Day 9 Killegruer - Danger Zones; the future of our beaches?
Friday 14th April 2017
Just past 9 pm, we arrived at The Hotel Argyll, Bellochantuy (pronunciation nightmare!) about halfway down the western coast of the Kintyre peninsula after an epic 8-hour drive. Lucy (Ellie’s 4x4) and Ellie did an amazing job in covering the 700 miles, experiencing everything from the twisting roads of the Lake District, motorways, city traffic through Glasgow, spectacular drive through Lochs, forests and over mountains!
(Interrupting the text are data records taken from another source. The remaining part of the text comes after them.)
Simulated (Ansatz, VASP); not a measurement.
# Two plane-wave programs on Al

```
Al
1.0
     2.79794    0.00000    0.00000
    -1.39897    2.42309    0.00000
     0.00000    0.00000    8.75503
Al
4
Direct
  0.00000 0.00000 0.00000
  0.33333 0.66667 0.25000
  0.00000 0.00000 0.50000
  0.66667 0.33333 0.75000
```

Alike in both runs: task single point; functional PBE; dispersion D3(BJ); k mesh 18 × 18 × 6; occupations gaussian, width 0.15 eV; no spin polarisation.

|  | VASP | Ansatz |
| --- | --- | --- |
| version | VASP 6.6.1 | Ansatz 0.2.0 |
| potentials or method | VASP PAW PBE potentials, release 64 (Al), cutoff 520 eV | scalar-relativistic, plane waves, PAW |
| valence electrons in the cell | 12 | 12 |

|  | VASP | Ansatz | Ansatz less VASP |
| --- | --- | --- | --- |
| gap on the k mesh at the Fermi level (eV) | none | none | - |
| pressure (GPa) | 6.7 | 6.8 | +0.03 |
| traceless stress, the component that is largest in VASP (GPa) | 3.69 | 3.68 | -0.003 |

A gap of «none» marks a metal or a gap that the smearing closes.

We even got a salute from the RAF!
Three Tornado Fighters-Bombers buzzed us on the motorway at just 200ft! We were listening to some tunes on BBC Radio 1 approaching Glasgow from the South, when a thunderous roar overtook. Shocked, we had thought there was a crash behind us and that we were going to be hit from behind. Other motorists slowed down and it was lucky Ellie still had her wits about her to slow down avoiding a collision, at that point she had driven nearly 6hrs non-stop! We're at a loss as to why the jets were allowed to fly over a motorway at such low altitude as it could so easily cause a crash; it only takes 1 or 2second distraction to cause a crash at 70mph!
We awoke to a windy and dreary Friday morning blanketed with a heavy grey sky. The beach at Killegruer campsite at the other end of the bay didn’t offer any respite from the wind or the drizzle which had now decided to now add itself to joyus scene.
The leaden clouds, blowing in on a strengthening breeze were laden with a cold drizzle, all conspiring to produce some challenging conditions for drone flight. The difficulty was compounded by our survey drone having an issue with its Gimbal or IMU - instruments that help balance flight. Ellie managed to compensate for some decent survey images but with a lot of difficulty. It will need to have a full service when we finish the current phase, in the mean time a cold calibration seems to be managing okay.
During the beach clean we found two concentrations of litter; one on the cliff in front of the campsite amongst sea defences which act as a trap, the second about 300m south at a point where a medium sized stream enters the sea. Otherwise, there were many sweet wrappers with little sign of weathering by salt water or rain, suggesting they’d been recently deposited - most likely by callous beach goers.
Ellie found the weirdest item to date - a solar powered mushroom! We’re both at a loss to describe what it might be used for as there was no obvious light.
And the most interesting - a bottle of “Parazone” bleach that looked distinctly 1950 in design. The bottle of Parazone included instructions on the back that read:
If swallowed drink
plenty of water”
If recognise the bottle please contact us and let us know!
Unfortunately, there is no antidote for the fish that will end up ingesting the tiny plastic fragments from these containers.
We also found an alarming amount of metal frames and rods on the surface and embedded in the sand, easily hazards for marine life, humans and dogs. With such dangerous items washing up on our beaches; how soon before beaches become hazardous zones of marine litter? And whose responsibility is it to clean? Furtherstill, who pays for it?
We are facing a world where beaches are becoming major health hazards, and will become ‘no-go’ zones just like landfill areas or construction sites. It is a sad thought that our beautiful beaches - particularly here in the UK where our beaches are truly unique and provide a welcome respite from the cities - may well become abandoned as too dangerous for the children we so desperately need to connect with them. Indeed, this is already the case in many parts of the world today.
These are all questions that we will eventually need to find an answer to and the longer we wait the harder the solution will be.
190 items, weighing in at 17kg, and breaking down as such;
Of the 100 metres of beach;
- Plastic ropes & netting - 84
- Plastic Fragments - 53
- Sweet/Food wrapping - 24
- Plastic Bottles - 8
- Other Containers - 6
- Bottle Caps - 4
- Plastic Bags - 4
- Balloons - 3
- Rubber items 2, Straws 2, Food Containers 2, Cups 1, Foam 1, Floats 1, Sanitary products 1.
Equating to 44% Plastic Rope and Netting, 27% Plastic Fragments, 13% Sweet/Food wrapping. These major items took 84% of the haul for the day.
This is a fairly typical breakdown of beach litter, although from what we understand, in the summer the % of sweet/food wrappers increases to be the dominant proportion from our local sources.